Places to Stay
Finding affordable accommodation in Daegu is incredibly easy. If you’re comfortable with communal sleeping rooms, jjimjilbang, or Korean spas, provide a unique cultural experience (not to mention unlimited sauna sessions) for a very reasonable price.
There are also plenty of guesthouses and hostels that provide comfortable lodging and some even offer free breakfast or cultural activities like cooking classes. Love motels are yet another inexpensive option and are actually far more reputable than their name might suggest. Or, should you prefer to experience Daegu like a local, Airbnb boasts over 300 listings throughout the city.
The first thing you’ll want to do after arriving in Korea is pick up a T-money card from a convenience store or vending machine in the subway. This card can be used on public buses, subways and in most taxis in Daegu, as well as several other metropolitan cities in Korea.
In addition to doing away with the hassle of purchasing single-journey subway tickets, the card also offers a 100-won discount off the basic cash fare, and still more when transferring from one bus to another, one subway line to another, or from bus to subway within a certain amount of time. What’s more is that the card’s remaining balance (minus a 500-won service charge) can be refunded when leaving Korea.
If you find yourself having to use a taxi, be sure to avoid black “premium” taxis which charge significantly higher rates.
Places to Eat
The general rule of thumb is that Korean food is cheaper than Western food in Daegu. While the average Korean restaurant will set you back about 6,000 won for a main dish and a few sides, Daegu’s university cafeterias offer very basic lunches that include rice, soup and veggies for as little as 3,000 won. You don’t have to be a student to enjoy these cheap eats. Simply locate the nearest university and grab a spot in line.
When cafeteria food won’t cut it, consider cooking at your guesthouse or apartment rental. Visit supermarkets and bakeries just before closing time (around 9-10 pm) to take advantage of last minute sales on perishable items that need to be sold before they spoil.

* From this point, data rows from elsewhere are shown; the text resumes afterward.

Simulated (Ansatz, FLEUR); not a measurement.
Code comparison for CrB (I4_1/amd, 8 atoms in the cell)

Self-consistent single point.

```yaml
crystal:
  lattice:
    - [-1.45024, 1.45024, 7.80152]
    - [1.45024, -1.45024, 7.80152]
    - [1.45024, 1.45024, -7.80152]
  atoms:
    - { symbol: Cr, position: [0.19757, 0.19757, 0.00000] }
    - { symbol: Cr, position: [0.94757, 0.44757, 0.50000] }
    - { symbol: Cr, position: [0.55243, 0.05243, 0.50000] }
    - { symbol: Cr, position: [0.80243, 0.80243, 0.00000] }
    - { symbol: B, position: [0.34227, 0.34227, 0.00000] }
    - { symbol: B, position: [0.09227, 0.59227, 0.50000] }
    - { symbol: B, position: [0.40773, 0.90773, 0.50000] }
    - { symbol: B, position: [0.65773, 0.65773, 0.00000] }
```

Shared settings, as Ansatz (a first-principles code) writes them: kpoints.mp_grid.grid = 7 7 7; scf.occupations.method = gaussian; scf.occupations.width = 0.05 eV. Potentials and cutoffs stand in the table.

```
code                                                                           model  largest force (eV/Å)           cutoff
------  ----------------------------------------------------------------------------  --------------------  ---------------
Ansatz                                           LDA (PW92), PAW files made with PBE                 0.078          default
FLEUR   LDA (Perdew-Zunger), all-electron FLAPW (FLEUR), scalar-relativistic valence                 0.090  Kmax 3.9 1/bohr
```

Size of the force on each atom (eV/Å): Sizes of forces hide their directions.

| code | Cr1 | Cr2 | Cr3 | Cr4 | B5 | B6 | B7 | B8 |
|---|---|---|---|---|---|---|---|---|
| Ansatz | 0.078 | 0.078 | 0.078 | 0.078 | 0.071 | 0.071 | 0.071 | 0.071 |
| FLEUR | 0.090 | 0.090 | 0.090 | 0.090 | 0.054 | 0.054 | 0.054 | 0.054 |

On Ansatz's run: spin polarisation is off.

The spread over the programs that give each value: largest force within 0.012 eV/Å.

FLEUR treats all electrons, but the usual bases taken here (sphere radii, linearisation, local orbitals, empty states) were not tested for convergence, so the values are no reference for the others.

There are also more than 100 traditional markets in Daegu that offer up fresh produce and tasty dishes. These markets also offer a unique atmosphere that enables visitors to soak up Daegu’s vibrant culture in a way that supermarkets can’t.
Places to Shop
It’s not easy resisting shopping urges, especially when you’re surrounded by some of the hottest fashion trends in Asia. To find the best deals, avoid department stores and head straight to Daegu’s underground shopping complexes such as the Daehyeon Free Mall or Metro Center.
Much like Gangnam’s underground shopping complex in Seoul, these shopping centers are home to hundreds of stores selling everything from clothing and fashion accessories to electronics and souvenirs. Prices are lower here and if you pay cash, vendors will often give you a small discount. Actually, it’s fairly common to ask for a discount at small shops in Korea, especially if you’re purchasing multiple items, so don’t be afraid to bargain!
Pay with cash at small shops to get a discount | © Tory / Flickr
Although it’s fairly easy to pick up a Wi-Fi signal in many public areas around Daegu, it’s advisable to purchase a Wi-Fi plan if you want to stay connected throughout the duration of your trip. Olleh Wi-Fi is available almost everywhere in the city (and other major cities in Korea) and it’s fairly cheap, too. Pick up a prepaid Wi-Fi pin from any major convenience store and use the code on your receipt to access the Internet.
If you’re traveling in a group, then renting a Wi-Fi egg (router) with unlimited data is an even cheaper option. Plus, the price is discounted from the 11th day of use, making this a good option for extended trips. However, do note that you need to make a deposit of 200,000 won when reserving an egg.
Places to See
One of the great things about sightseeing in Daegu is that many of the city’s attractions are completely free. From climbing Palgong Mountain and temple hopping to exploring traditional markets, there’s plenty to do to keep you busy.
To better navigate the sights, it’s recommended that you pick up a map from a Tourist Information Booth downtown, or download the informative Daegu Junggu Walking Tour app, both of which cost nothing. You can also get an insider’s perspective of the city with Free Tour Daegu, a free, two-hour walking tour that’s available to international visitors on the weekends.
The Daegu City Tour is another budget-friendly option for traversing the city’s attractions. The hop-on, hop-off bus will take you on one of four routes, depending on the day.
In an effort to boost tourism around the country, various organizations such as Visit Korea Year and the Korea Tourism Organization offer a variety of coupons and discounts specifically for international visitors.